Theko Tlebere
In Lesotho, we often conflate capacity building with workshops and refreshments. While this statement may be uncomfortable, it encapsulates a painful truth about our current development culture. Frequently, youth empowerment initiatives are reduced to one-day seminars, branded folders, a certificate, a transport refund, and a lunchbox. We celebrate attendance instead of transformation, counting workshops rather than results. In doing so, we fail our young people not due to a lack of potential, but because we are not equipping them with the tools, skills, and systems they need to thrive. This week, I want us to closely look at the term capacity building. The narrative in today’s articles will be about looking beyond just workshops and refreshments, so let's engage.
Academically, capacity building is a much deeper, structured, and long-term process. According to Eade (1997), capacity building is,
Similarly, the United Nations Development Programme (UNDP, 2009) defines capacity development as “the process through which individuals, organisations, and societies obtain, strengthen, and maintain the capabilities to set and achieve development objectives over time.” These definitions emphasise continuity, structural support, and system-wide empowerment, not an isolated event. Capacity building is not a moment; it is a journey. It is not a certificate; it is competence. It is not motivation alone; it is mastery.
In the context of Lesotho, capacity building must be understood as the intentional, long-term strengthening of knowledge, skills, values, institutions, and opportunities that allow Basotho young people not only to participate in development but to lead it. This means equipping youth with market-relevant education, professional exposure, entrepreneurial readiness, digital literacy, and leadership skills, while simultaneously improving systems across education and labour markets, as well as governance and finance, to absorb and support their growth.
Currently, however, the dominant model is superficial. A young graduate may attend a training session on entrepreneurship but leave with no access to capital, mentorship, or incubation afterwards. A youth-centered organisation could hold a leadership retreat, yet fail to establish the structures necessary for participants to lead. Public programs may passionately advocate for youth empowerment but provide only short-term activities without pathways to employment or enterprise support. Capacity building should not end when the refreshments run out; that is when true learning and impact must begin.

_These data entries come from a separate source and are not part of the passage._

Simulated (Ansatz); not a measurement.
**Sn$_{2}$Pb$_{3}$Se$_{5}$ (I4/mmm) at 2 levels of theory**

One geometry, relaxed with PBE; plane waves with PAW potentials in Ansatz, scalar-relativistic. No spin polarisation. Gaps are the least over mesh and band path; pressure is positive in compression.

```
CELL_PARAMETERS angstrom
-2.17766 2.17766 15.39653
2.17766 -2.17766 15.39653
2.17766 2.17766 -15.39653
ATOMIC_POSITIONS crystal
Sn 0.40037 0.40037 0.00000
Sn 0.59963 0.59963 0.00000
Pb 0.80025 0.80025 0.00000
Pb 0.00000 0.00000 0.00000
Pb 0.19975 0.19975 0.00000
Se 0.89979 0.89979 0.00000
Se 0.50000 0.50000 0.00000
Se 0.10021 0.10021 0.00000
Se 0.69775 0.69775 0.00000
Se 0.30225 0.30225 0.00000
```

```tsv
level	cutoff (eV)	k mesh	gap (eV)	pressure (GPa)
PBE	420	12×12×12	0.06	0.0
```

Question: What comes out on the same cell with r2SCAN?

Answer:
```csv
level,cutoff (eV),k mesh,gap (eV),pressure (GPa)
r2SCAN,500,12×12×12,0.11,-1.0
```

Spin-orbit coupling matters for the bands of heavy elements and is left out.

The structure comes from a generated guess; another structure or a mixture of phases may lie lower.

Why does this matter so urgently? Lesotho is a young nation in demographic terms, with over Sixty (60) percent of its population under the age of thirty-five (35). Yet youth unemployment remains alarmingly high, and many highly educated young people face a cycle of joblessness, underemployment, and migration. If we fail to invest in our young people meaningfully, our demographic advantage risks becoming a demographic burden. Countries that harness their youth through sustained human capital development, such as Rwanda, Mauritius, and Botswana, transform potential into productivity. Conversely, those that neglect structured youth development slip into stagnation, social frustration, and economic fragility. Youth capacity building is not merely a development agenda; it is a national competitiveness strategy.
Lesotho cannot afford to remain a country from which the most ambitious young people must migrate to South Africa, the United Kingdom, or the Gulf to realise their growth potential. We cannot continue to train nurses, engineers, economists, and innovators for export while importing the skills we fail to nurture at home. True capacity building means creating an ecosystem where young people can thrive within Lesotho, not escape it. This requires modern education aligned with labor market needs, not outdated curricula; practical digital and technical skills training, not theory-only instruction; mentorship and apprenticeships, not motivational speeches; youth innovation hubs, not token “youth desks”; and sustained enterprise financing, not once-off grants framed as miracles.
It also demands accountability. A society serious about youth development does not celebrate attendance sheets; it measures outcomes. How many trainees secured jobs? How many start-ups survived beyond one year? How many young leaders participated in policy decisions and governance? How many innovative solutions developed by Basotho youth received funding, were adopted, and scaled by the government and the private sector? If we do not measure impact, we cannot claim success. And if we cannot claim success, we must change our approach.
To progress, we need a national shift in mindset. Capacity building must evolve from a donor-driven, event-based ritual to a strategic national program integrated into education, governance, entrepreneurship, and labor systems. It must be budgeted for, institutionalized, monitored, and protected from political cycles. Most importantly, it must be youth-designed and youth-led. The young people of Lesotho do not lack ambition, creativity, or resilience; they lack platforms, resources, and structured support. Give them these, and they will not only uplift themselves, they will uplift communities, industries, and the nation.
Lesotho stands at a generational crossroads. We can continue to admire certificates and celebrate workshops, or we can build genuine capacity that transforms lives and strengthens our economy. We can keep feeding events, or we can choose to nourish minds. We can persist in pretending that progress is happening, or we can produce it. Capacity building is not about refreshments; it is about responsibility. If we treat it as such, we will shift from survival mode to prosperity mode as a nation. The question before us is whether we dare to invest in long-term empowerment instead of short-term optics. Young Basotho are ready. The country must now respond with seriousness, vision, and sustained commitment, not just through water and sandwiches. The future is NOW!
Summary
- In doing so, we fail our young people not due to a lack of potential, but because we are not equipping them with the tools, skills, and systems they need to thrive.
- In the context of Lesotho, capacity building must be understood as the intentional, long-term strengthening of knowledge, skills, values, institutions, and opportunities that allow Basotho young people not only to participate in development but to lead it.
- Lesotho cannot afford to remain a country from which the most ambitious young people must migrate to South Africa, the United Kingdom, or the Gulf to realise their growth potential.